Lab 6

Lab 6: Square Loop Antennas

Introduction

For reference, here is the lab manual that was followed.

So we've built basically a whole radio, but what use is a radio with no antenna? The lab here will be exploring a very large and simple type of antenna, but our final project will explore smaller/better antennas. No promises on it actually being better.

The basics here are that an antenna is just an inductor, but as our radio has no filtering stage, we have to also tune this antenna by putting it into an LC circuit.

Antenna Construction

As we need to put this antenna in an LC circuit whose resonance will be the station that is received the strongest, our antenna becomes limited in design. The inductance must be in a range that our trimmer capcitor can combine with to be a tunable antenna. A good value for the capacitor in our kit comes out to around 14 wraps around a pizza box. Doing this wrapping can be a bit tedious as pizza boxes aren't the most willing subjects.

Antenna Performance

Measuring the inductance of the antenna is key to seeing if it will work. The lab lacks an LCR meter and so the oscilliscope was used. By connecting the LC to the RF port of the Oscope, a peak could be seen at 1230 MHz. This peak corresponds to the received station. By tuning the capacitor the amplitude of the station changed. Getting it to peak in the mid range of the cap means that the antenna has an appropriate inductance. Sadly we failed to take picutres of the oscope here, but there was a clear peak at the stations frequency that changed amplitude with the capacitor. Our antenna peaked around -75 dBm which is prety abysmal.

A working radio

As mentioned above, we only received about -75 dBm which is way too small of a signal to pass the biased diode in the original design. To get the radio working, we had to add a CC stage to the RF amp to buffer the ouput of the CS. This option was briefly mentioned in the RF amp manual but exact values were just a matter of experimentation. Correct values will be covered for the final project.

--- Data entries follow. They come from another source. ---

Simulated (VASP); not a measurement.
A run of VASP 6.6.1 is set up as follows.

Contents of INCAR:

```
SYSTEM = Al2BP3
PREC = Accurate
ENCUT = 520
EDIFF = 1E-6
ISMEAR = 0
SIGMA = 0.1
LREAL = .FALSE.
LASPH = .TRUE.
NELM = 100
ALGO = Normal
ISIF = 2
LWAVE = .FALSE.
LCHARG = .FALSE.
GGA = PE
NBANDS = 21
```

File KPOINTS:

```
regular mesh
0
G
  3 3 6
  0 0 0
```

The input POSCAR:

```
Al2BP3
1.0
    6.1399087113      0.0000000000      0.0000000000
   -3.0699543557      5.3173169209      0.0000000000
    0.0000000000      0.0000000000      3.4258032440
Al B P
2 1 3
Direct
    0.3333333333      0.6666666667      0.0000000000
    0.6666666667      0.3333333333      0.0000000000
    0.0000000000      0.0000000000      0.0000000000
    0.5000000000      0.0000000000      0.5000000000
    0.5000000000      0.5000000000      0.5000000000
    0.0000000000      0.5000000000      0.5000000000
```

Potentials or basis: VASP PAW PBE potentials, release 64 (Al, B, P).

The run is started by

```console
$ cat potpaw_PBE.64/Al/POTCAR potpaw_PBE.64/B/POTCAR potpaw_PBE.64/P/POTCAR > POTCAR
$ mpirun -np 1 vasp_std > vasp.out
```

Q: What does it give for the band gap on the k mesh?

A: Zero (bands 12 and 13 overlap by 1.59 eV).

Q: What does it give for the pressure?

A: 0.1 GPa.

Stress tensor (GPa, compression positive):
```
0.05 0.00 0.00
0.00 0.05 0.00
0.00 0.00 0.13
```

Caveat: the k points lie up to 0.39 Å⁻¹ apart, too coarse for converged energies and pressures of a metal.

Conclusions and Reflections

Primary reflection from this lab is that I need to take more pictures. This seems to be a recurring problem

Making radios is hard and in the end, the simplicity of the biased diode really didn't pay off. The antenna works pretty well though considering its just wire and a pizza box. It's size is annoying but as I mentioned above there are approaches to fix that. The final project may need to switch back to the CFP to prevent this problem from happening in the future.

Final radio before project

The full radio built here incorporates:

An rf amp with three stages, CS-CC-CE. The cc was added as a buffer stage.
Biased diode AM detector. LM386 audio amp with gain increased to around 100.

Works reasonably well but has a huge amount of static on top of the signal due to poor selectivity of the antenna.